We can extract single or multiple occurrences of a specific tag. find takes the name of the tag and returns the first match. We will use find_all to extract all the occurrences of a given tag (“a”) within a document. find_all accept a list of tags, e.g., soup.find_all(“a”, “p”, “ul”).

We can refine the search and find elements by id, e.g., soup.find(‘div’, {“id”: “aParticularId”} )) or class name.

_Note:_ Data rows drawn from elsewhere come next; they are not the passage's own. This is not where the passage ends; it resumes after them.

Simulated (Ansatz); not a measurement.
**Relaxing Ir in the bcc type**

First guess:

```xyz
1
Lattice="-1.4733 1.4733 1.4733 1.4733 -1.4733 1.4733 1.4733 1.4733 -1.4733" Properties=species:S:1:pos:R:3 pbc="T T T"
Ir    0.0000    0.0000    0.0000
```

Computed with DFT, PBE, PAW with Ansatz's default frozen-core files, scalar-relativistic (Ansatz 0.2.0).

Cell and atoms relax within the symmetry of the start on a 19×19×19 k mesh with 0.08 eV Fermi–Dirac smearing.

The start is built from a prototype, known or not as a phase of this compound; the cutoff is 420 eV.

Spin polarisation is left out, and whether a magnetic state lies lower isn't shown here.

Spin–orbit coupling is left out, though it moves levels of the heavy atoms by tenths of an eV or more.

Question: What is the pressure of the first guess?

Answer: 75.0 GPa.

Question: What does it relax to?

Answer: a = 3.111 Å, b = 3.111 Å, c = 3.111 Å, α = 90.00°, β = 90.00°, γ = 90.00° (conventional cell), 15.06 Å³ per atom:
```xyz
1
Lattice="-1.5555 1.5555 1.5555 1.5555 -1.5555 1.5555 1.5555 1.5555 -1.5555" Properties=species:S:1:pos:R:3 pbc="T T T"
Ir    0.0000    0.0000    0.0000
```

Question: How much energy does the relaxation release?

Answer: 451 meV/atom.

		for my_link in my_links: # find_all returns a list of elements rather than just the first element.
			my_urls.append(my_link.get("href"))

First, we have taken or isolated all “a” tags from a particular class (“btn btn-primary btn-block w-100”).
Second, we are extracting all the links contained within each href tag.
The get method is used here to retrieve values of attributes on a tag.
Sometimes, we are looking for the text within a tag: soup.find(‘p’).get_text()

	return my_urls
if __name__ == '__main__':
	get_all_urls("yourUrl.html")

Download All Images from A WebPage

Credits: PythonCode, How to Download All Images from a Web Page in Python

from bs4 import BeautifulSoup as bs
from urllib.parse import urljoin, urlparse
import os

def get_all_images(url):
    # It returns all image URLs from a particular page (url) 
    response = requests.get(url)
    soup = bs(response.content, "html.parser")

    urls = []
    for img in soup.find_all("img"):
	# We extract all img tags of the given url, and iterate over the list.
        img_url = img.attrs.get("src")
        if not img_url:
        # We can grab the image's url by accessing the "src" attribute. However, there are some "img" tags that do not contain it, we just get rid of them.
            continue
    
        # Next, we need to get the absolute URL. urljoin() constructs a full ("absolute") URL by joining or combining a base URL with the URL that was just extracted
        img_url = urljoin(url, img_url)

        try:
            pos = img_url.index("?")

There are some URLs that contains HTTP GET key-value pairs like

"http://justtothepoint.com/myImage.jpeg?key=value..."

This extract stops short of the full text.